Designing Instagram - Grokking the System Design Interview

divine · February 21, 2021, 1:13pm

Please read the text in above image to understand what this question is based on.

" Since each database server can have multiple database instances running on it, we can have separate databases for each logical partition on any server. So whenever we feel that a particular database server has a lot of data, we can migrate some logical partitions from it to another server"

— i’m not able to understand the difference between databaseServer and databaseInstance in the above quoted text. As per my understanding on databaseScaling is , inorder to handle large number of network calls and data storange, we can basically scale by

running multiple database servers (for eg. mysql servers) in a single machine (vertical scaling) or
running multiple database servers (for eg. mysql servers) in separate machines (horizontal scaling)

the quoted text states " Since each database server can have multiple database instances running on it "
---- This is very confusing to me. What is meant by “each database server can have multiple database instance” ?

Please elaborate.
Thank you

Nikhil_Kumar · August 28, 2021, 6:40pm

It’s a little late but I’ll answer from someone who didnt get this same thing.

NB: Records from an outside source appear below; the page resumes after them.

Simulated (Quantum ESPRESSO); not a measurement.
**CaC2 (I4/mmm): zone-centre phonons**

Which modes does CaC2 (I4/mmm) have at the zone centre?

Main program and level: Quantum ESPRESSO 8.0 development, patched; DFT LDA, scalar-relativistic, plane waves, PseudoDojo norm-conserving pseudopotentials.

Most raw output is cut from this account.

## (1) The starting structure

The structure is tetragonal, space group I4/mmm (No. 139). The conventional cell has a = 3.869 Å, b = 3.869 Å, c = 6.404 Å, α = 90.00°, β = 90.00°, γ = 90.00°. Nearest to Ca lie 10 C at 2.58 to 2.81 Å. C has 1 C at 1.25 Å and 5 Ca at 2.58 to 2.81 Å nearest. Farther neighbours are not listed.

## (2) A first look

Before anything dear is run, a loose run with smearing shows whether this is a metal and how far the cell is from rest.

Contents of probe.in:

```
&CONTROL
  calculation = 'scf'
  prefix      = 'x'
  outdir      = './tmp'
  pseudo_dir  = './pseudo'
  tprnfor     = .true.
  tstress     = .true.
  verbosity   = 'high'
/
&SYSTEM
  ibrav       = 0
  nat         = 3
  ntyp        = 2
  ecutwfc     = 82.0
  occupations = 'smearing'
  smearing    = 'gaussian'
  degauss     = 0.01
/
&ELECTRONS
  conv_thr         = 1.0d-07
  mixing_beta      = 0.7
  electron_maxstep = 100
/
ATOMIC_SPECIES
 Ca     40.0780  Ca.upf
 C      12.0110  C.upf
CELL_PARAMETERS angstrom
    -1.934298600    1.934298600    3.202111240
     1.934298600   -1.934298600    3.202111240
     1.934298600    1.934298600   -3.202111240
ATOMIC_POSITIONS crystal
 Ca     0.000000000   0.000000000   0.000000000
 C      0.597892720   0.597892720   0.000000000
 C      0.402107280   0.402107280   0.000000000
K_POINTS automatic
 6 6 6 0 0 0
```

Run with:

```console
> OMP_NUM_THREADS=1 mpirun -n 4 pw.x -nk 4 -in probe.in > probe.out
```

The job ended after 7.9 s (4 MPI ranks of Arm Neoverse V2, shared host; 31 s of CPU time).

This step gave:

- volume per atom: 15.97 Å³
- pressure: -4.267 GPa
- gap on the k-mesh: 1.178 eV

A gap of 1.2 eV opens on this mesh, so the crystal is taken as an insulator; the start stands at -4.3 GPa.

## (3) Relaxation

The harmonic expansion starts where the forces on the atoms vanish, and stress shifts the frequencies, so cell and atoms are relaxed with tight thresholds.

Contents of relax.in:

By database server, the mean, the actual physical machine, lets say a linux server.
Within that server, they will spin up multiple database instances, like multiple mysqls running on different ports.
So, if the database server(or database node, or node) has IP address of “abcd” and instance is running on lets say 1-10, then each mysql can be queried from “abcd:1”… “abcd:10”.

In future, if shard 1 or shard 8 start getting lot of loads, that actually slows downs the whole linux server, then they can move shard 8 and 10 to a different server with IP “xyz” and then they can be queried with new ports.

This strategy is good, since you wont have to move the data within shard, and this is actually important because if dont shard enough and later you realize that your shards are holding 100PB of data then the system needs to be taken down to migrated data. Its better to create so much shard lets say 10k shards (expecting, lets say 10billion user in future) and then put the into 100 nodes and as the load increase keep moving them into new nodes.